Photovolatic (PV) arrays are becoming a standard feature in new houses, just as granite countertops once made the transition from expensive novelty to mainstream amenity, according to an article in Bloomberg Businessweek.
The report said that six of the country’s ten biggest home-building companies are now including photovoltaic panels in new construction, while the Solar Energy Industries Association is predicting that demand for solar installations will climb 56% this year alone.
Jim Petersen, CEO of a roofing and solar contracting company, said the cost of the systems are simply rolled into the mortgage “like any other feature.” Including the solar arrays during construction is about 20% cheaper than adding them later.
Costs are falling
Tom Werner, CEO of California-based SunPower, said a 3-kW system, big enough for a typical mid-size house, could be purchased for $15,000, Businessweek said. Costs have declined sharply over the last several years, falling to about $4.93 per watt in the first quarter of the year, 16% lower than a year earlier, the article said.
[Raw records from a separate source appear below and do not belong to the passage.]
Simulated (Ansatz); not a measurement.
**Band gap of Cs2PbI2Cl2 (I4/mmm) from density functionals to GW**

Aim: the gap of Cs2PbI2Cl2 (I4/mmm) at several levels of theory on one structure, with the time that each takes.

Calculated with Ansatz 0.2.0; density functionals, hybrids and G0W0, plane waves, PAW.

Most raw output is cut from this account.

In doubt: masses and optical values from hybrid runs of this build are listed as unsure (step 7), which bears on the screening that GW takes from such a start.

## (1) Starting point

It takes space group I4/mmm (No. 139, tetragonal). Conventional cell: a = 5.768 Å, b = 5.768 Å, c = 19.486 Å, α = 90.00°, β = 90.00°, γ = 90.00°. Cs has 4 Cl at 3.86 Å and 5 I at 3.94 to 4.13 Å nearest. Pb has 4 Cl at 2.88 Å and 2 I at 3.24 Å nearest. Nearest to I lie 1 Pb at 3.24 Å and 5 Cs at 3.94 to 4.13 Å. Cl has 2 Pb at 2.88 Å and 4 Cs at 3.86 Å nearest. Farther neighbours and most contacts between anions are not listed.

“You embed it into your home mortgage, you’re cash-flow positive month one,” Werner told Businessweek. “We’re rapidly passing the equivalent of a ‘countertops decision’ to a ‘no-brainer.’ You just do it.”
Solarbuzz, a solar market research company, reported earlier this year that PV installations in the U.S. now exceed 10 gigawatts, with 1.8 gigawatts installed in the first half of 2013.
“Average installed system prices in the U.S. have declined from around $6/watt two years ago to approximately $4.25/watt for residential installations and $3/watt for large utility-scale PV projects today,” Solarbuzz said in July.